In [2]:
import numpy as np
import pandas as pd
from tqdm import tqdm
import matplotlib.pyplot as plt

import transformers
from transformers import AutoModelForSequenceClassification,XLMRobertaTokenizer, get_scheduler
from datasets import load_dataset

import torch
import torch.nn as nn
from torch.optim import AdamW
from torch.utils.data import Dataset, DataLoader

from sklearn.metrics import f1_score
from sklearn.model_selection import train_test_split

device = 'cuda:0' if torch.cuda.is_available() else 'cpu'
transformers.logging.set_verbosity_error()

In [3]:
class CFG:
    batch_size = 64
    sequence_length = 128
    epochs = 4
    learning_rate = 1e-5
    weight_decay = 0.01

In [4]:
train_data = pd.read_csv("../input/contradictory-my-dear-watson/train.csv")
test_data = pd.read_csv("../input/contradictory-my-dear-watson/test.csv")
train_data.head()

Unnamed: 0,id,premise,hypothesis,lang_abv,language,label
0,5130fd2cb5,and these comments were considered in formulat...,The rules developed in the interim were put to...,en,English,0
1,5b72532a0b,These are issues that we wrestle with in pract...,Practice groups are not permitted to work on t...,en,English,2
2,3931fbe82a,Des petites choses comme celles-là font une di...,J'essayais d'accomplir quelque chose.,fr,French,0
3,5622f0c60b,you know they can't really defend themselves l...,They can't defend themselves because of their ...,en,English,0
4,86aaa48b45,ในการเล่นบทบาทสมมุติก็เช่นกัน โอกาสที่จะได้แสด...,เด็กสามารถเห็นได้ว่าชาติพันธุ์แตกต่างกันอย่างไร,th,Thai,1


In [5]:
model_path = 'joeddav/xlm-roberta-large-xnli'
tokenizer = XLMRobertaTokenizer.from_pretrained(model_path)
model = AutoModelForSequenceClassification.from_pretrained(model_path)



In [6]:
#PATH = '/kaggle/input/xlm-roberta-large-xnli-fine-tuned/pytorch/default/1/BERT_ft_epochmodel.model'
#model.load_state_dict(torch.load(PATH, weights_only=True))

In [7]:
class ContradictoryDataset(Dataset):
    def __init__(self, df, tokenizer):
        self.df = df
        self.tokens = tokenizer(
            df['premise'].tolist(),
            df['hypothesis'].tolist(),
            max_length = CFG.sequence_length,
            truncation=True,
            padding='max_length',
            add_special_tokens=True,
            return_attention_mask=True,
            return_tensors='pt'
        )

        if 'label' in df.keys():
          self.labels = torch.tensor(df['label'].tolist())


    def __len__(self):
        return self.tokens["input_ids"].shape[0]

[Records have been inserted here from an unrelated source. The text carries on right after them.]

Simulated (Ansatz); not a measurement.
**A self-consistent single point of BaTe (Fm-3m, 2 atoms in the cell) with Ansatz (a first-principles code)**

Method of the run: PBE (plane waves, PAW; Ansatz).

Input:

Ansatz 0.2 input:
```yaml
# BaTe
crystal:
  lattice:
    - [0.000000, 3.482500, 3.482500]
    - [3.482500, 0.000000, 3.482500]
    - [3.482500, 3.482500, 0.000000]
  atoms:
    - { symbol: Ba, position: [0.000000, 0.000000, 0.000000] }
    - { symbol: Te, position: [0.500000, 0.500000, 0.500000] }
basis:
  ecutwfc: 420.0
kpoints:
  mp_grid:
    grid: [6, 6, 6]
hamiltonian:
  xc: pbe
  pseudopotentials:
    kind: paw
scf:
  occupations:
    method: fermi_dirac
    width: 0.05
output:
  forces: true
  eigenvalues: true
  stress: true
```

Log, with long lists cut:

    def __getitem__(self, idx):
      if 'label' in self.df.keys():
        return (
            self.tokens["input_ids"][idx], 
            self.tokens["attention_mask"][idx],
            self.labels[idx]
        )
      return (
            self.tokens["input_ids"][idx], 
            self.tokens["attention_mask"][idx],
        )

# https://huggingface.co/datasets/nyu-mll/multi_nli
def load_mnli_dataset():
  mnli_dataset = load_dataset('multi_nli')
  result = []

  for data in mnli_dataset['train']:
    x1, x2, y = data['premise'], data['hypothesis'], data['label']
    if x1 and x2 and y in {0, 1, 2}:
      result.append((x1, x2, y, 'en'))
  df = pd.DataFrame(result, columns=['premise', 'hypothesis', 'label', 'lang_abv'])
  return df

In [None]:
# loading additional multi-genre NLI dataset
mnli_dataset = load_mnli_dataset()

# train/validation/test split
train_data, val_data = train_test_split(train_data, test_size=0.2, random_state=42)
train_data = pd.concat([train_data, mnli_dataset.iloc[:100000]], axis=0)

# creating datasets
train_dataset = ContradictoryDataset(train_data, tokenizer)
val_dataset = ContradictoryDataset(val_data, tokenizer)
test_dataset = ContradictoryDataset(test_data, tokenizer)

# creating dataloaders
train_dataloader = DataLoader(
    train_dataset,
    batch_size=CFG.batch_size,
    num_workers=0
)

val_dataloader = DataLoader(
    val_dataset,
    batch_size=CFG.batch_size,
    num_workers=0
)

test_dataloader = DataLoader(
    test_dataset,
    batch_size=CFG.batch_size,
    num_workers=0
)

In [None]:
criterion = nn.CrossEntropyLoss()
optimizer = AdamW(model.parameters(), lr=CFG.learning_rate, weight_decay=CFG.weight_decay)

model.to(device)

In [None]:
def train_one_epoch(model, train_dataloader, criterion, optimizer, epoch):
    train_loss = 0.0
    train_f1 = 0.0
    train_progress_bar = tqdm(train_dataloader, desc="Epoch {:1d}".format(epoch), leave=False, disable=False)
    
    for i, batch in enumerate(train_progress_bar):
      optimizer.zero_grad()
      batch = tuple(b.to(device) for b in batch)
    
      inputs = {
          'input_ids': batch[0],
          'attention_mask': batch[1],
          'labels': batch[2]
      }
          
      outputs = model(**inputs)
      loss = outputs[0]
      logits = outputs[1]
      
    
      logits = logits.detach().cpu().numpy()
      label_ids = inputs['labels'].cpu().numpy()
    
      y_pred = np.argmax(logits, axis=1)
      y_true = label_ids
        
      train_loss += loss.item()
      train_f1 += f1_score(y_true, y_pred, average='weighted')
    
      torch.nn.utils.clip_grad_norm_(model.parameters(), 1.0)
      loss.backward()
      optimizer.step()
        
      train_progress_bar.set_postfix({'train_loss': f'{(train_loss / (i + 1)):.4f}', 'train_f1': f'{(train_f1 / (i + 1)):.4f}'})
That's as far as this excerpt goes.